Students in associate professor Geoff Geise’s polymer membrane lab had a productive outing at NAMS 2023, the annual meeting of the North American Membrane Society, with two undergraduates and three graduate students earning recognition at the conference.

Ph.D. student Sean Bannon earned second place in the poster competition for his research titled “Characterizing dielectric properties and water molecule dynamics using microwave dielectric relaxation spectroscopy.” The poster described how the Geise lab uses microwave dielectric relaxation spectroscopy to study how water molecules behave in polymers for desalination.

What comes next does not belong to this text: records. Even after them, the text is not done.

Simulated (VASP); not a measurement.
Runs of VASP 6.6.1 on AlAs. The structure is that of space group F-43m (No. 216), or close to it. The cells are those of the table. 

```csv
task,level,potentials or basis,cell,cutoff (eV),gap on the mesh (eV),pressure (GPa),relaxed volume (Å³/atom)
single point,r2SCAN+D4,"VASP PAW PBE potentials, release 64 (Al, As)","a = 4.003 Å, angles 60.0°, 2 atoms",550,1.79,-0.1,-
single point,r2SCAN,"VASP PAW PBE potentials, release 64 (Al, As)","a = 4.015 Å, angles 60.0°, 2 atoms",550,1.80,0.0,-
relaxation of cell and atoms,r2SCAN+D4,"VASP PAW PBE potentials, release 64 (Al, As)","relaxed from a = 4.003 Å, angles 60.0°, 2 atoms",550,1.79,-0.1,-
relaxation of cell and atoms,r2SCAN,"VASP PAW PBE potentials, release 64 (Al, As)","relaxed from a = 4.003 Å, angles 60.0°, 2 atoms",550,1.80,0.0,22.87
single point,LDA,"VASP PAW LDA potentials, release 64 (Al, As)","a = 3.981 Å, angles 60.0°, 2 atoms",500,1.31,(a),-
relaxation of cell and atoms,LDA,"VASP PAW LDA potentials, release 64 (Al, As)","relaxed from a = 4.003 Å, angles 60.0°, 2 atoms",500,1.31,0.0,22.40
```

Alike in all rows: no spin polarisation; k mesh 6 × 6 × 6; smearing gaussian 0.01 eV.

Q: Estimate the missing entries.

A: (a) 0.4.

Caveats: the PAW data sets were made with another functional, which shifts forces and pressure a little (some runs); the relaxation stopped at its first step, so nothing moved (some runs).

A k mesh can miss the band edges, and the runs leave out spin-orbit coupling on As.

The analysis could lead to a better understanding of how water molecules move in proximity to other water molecules and to the polymers used in desalination membranes.

“That information is important for determining how water preferentially moves through desalination membranes — ultimately leading to effective and efficient desalination,” Geise said.

Bannon received an Elias Klein Founders’ Travel Supplement to attend the conference, which provides up to $500 in travel expenses.

Another Ph.D. student, Caroline Morin, was selected to serve as a 2023 Graduate Student Mentor for Undergraduate Students at the conference.

Each year, NAMS selects graduate students to join undergraduate attendees at the meeting and provide mentorship and guidance. This helps to ensure that undergraduate students have a positive experience and that they are well-equipped to continue pursuing research and scholarship. Mentors receive a travel supplement to defray costs to attend the conference.

Fourth-year undergraduate student Bea Tremblay won an Undergraduate Student Travel Award to present a poster on her research, “Lithium and sodium sorption in crosslinked bisphenol A ethoxylate diacrylate-based cation exchange membranes,” at NAMS 2023.


Tremblay’s research focuses on developing materials to maximize domestic lithium resources, an area the federal government has identified as a key national security priority. Bannon is one of her co-authors on the research.

“It can be difficult to extract and purify lithium from waters that contain other compounds, such as sodium,” Geise said. “Along with Sean, and postdoctoral scholar Jung Min Kim, another of her co-authors, Bea has been working to develop materials that can selectively recover lithium from these solutions.”

The other two aforementioned NAMS 2023 awards were previously reported. They went to rising fourth-year student Anna Harris, who also won an Undergraduate Student Travel Award, and Ph.D. student Charles Leroux, winner of an Elias Klein Founders’ Travel Supplement.